Collaboration

Areas of collaboration

The following diagram provides an overview of areas that are being addressed on an ongoing basis. If you are interested feel free to reach out at roelant@ravos.nl. For now most collaborations are limited open source until we’re certain all IP has been sorted out properly.

The intent of sharing this code is to foster increased meritocracy in the BI/DWH community and generally work (together) on something that can be combined using agreed APIs. The idea is that various people / teams can chase their passion while knowing the work will fit in somewhere in the overall scope. This overview may drastically change over time, as will the composition and scope of the projects – but that’s the nature of the work.

Data Integration Framework

The Data Integration Framework provides the context of the collaboration, as well as an overview of the options & considerations across the various areas and layers.

Contents / functionality of the Github:

  • Overview and context for Enterprise Data Warehouse
  • Design Patterns (conceptual how-to’s)
  • Solution Patterns (implementation in specific technical context i.e. tooling and environments)

ETL Control Framework (DIRECT)

The Data Integration Run-time Execution Control Tool (DIRECT) is a generic execution and control framework that orchestrates the execution of ETL processes. It provides various hooks into an ETL process to manage topics such as restartability, recovery from failure, logging, ETL classification and event handling.

There are many ETL control frameworks, as they are needed in every project. Let’s make this the best one! Ideally this becomes a commodity.

  • The datamodel and sample code can be found here: http://bit.ly/2jR7xkJ
  • Documentation for the ETL Control Framework can be found here, this is a generic process control framework (happy reading!)
  • The DIRECT code and content is managed via Github here. This is a private Github for the time being, but more than happy to expand the circle of collaborators. Send me an email if interested.

Contents / functionality of the tool:

  • Runtime execution monitoring & logging
  • Disabling / enabling ETL in the control framework
  • Recovery, retries
  • Managing dependencies and parallelism
  • GUI
  • Supporting automation code (re-initialisation, zero key generation, generating process registration records)
  • Exception reports (SQL – currently integrated in Confluence)
  • SSIS, Powercenter and Oracle wrappers (SSIS fully up to date, others available). Probably have some Pebble as well.

Metadata Management (TEAM)

The Taxonomy for ETL Automation Metadata (TEAM) is a management tool for Data Vault metadata, a component also integrated in the VEDW software. It offers metadata mapping validation, data entry and visualisation. The metadata within TEAM is used to generate ETL (i.e. using Biml, SQL) using the interface / APIs.

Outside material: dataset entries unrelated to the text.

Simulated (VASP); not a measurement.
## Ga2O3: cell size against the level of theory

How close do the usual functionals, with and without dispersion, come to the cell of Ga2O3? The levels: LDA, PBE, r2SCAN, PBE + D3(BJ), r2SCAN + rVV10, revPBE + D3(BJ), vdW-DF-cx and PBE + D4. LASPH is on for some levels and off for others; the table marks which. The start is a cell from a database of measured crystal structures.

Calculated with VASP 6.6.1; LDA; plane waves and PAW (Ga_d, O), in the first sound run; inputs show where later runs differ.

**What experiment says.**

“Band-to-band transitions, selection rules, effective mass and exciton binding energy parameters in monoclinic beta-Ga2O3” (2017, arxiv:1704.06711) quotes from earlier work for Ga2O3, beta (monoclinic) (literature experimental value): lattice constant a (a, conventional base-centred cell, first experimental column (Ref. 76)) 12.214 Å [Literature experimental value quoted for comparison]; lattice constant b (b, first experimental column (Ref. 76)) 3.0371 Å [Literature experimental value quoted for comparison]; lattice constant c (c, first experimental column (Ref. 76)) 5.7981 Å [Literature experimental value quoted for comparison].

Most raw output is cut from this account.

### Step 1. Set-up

  • The datamodel and sample code can be found here: http://bit.ly/2A609Nq
  • The API structure is available here: http://bit.ly/2kn4PqZ (WIP)
  • The TEAM code and content is managed via Github here. This is a private Github for the time being, but more than happy to expand the circle of collaborators. Send me an email if interested.

Contents / functionality of the tool:

  • Connectivity settings and configuration including opening and saving to file.
  • Metadata management (grid, mapping Source-to-Target Mapping – STM) including exporting to graph model etc.
  • Activation and validation of metadata (checking and pushing into target DV generation data model)
  • Repository creation, including standard interfaces for ETL automation
  • Physical model versioning and reverse-engineering, to enable virtualisation
  • Test data generator (also to support RI check, but that’s in the virtualisation tool)
  • Source system register (NOT DEVELOPED YET)

Virtual Enterprise Data Warehouse (VEDW)

VEDW is the virtualisation and rapid prototyping software for Data Vault that can be downloaded from this site. More information is available here.

Working on fixing it up after separating out the TEAM component. Will publish on Github when this is done.